David Dunwoody is in the midst of a flourishing writing career, with a number of novels and short stories out in the world, including Empire: A Zombie Novel and Unbound and Other Tales. His most recent novel, Empire's End: A Zombie Novel, was published earlier this year and, in the midst of an otherwise busy schedule, he was kind enough to take some time out for an interview. So, without any further ado, here are 10 questions for David Dunwoody:
1. What would you like readers to know about Empire’s End: A Zombie Novel?

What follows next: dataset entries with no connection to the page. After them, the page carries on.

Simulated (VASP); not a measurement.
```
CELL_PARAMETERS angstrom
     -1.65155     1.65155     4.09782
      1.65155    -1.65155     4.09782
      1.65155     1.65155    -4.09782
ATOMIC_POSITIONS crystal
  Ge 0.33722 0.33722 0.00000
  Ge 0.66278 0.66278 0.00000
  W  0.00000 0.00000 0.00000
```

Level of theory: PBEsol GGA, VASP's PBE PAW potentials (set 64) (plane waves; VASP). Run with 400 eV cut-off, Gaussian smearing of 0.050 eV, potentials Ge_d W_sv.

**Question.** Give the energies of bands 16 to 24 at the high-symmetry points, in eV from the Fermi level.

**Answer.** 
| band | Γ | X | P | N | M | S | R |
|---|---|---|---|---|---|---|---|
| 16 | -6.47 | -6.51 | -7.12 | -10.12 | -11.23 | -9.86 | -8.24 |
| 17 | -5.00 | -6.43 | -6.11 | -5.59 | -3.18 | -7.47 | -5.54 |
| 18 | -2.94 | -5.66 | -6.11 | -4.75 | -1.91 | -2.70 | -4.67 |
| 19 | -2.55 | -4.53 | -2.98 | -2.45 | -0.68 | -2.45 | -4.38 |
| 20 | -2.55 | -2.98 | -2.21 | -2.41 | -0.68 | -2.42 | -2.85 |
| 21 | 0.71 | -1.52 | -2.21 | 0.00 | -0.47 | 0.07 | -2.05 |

Empire’s End is the sequel to the novel Empire. It was written in 2008 (shortly after the first edition of Empire saw print) and follows the Grim Reaper in a “post-post-apocalyptic” world in which the dead have been thrashing the crap out of the living for 100+ years. The Reaper finds himself tangling with classic zombies as well as zombies who’ve become more animalistic and developed a sort of pack order – plus one zombie whose driving force is tied to Death himself.
2. Who are some writers that have affected your storytelling sensibilities?
Certainly Lovecraft and Barker – Lovecraft with his masterful conveyance of indescribable, unknowable horror, and Barker with his rich characters and beautiful prose. I think both of them are also groundbreakers in terms of developing very original mythos replete with iconic monsters. Other favorites include King and Matheson. Though he’s a filmmaker, David Cronenberg’s philosophy of horror as a genre of confrontation rather than escapism rings very true to me.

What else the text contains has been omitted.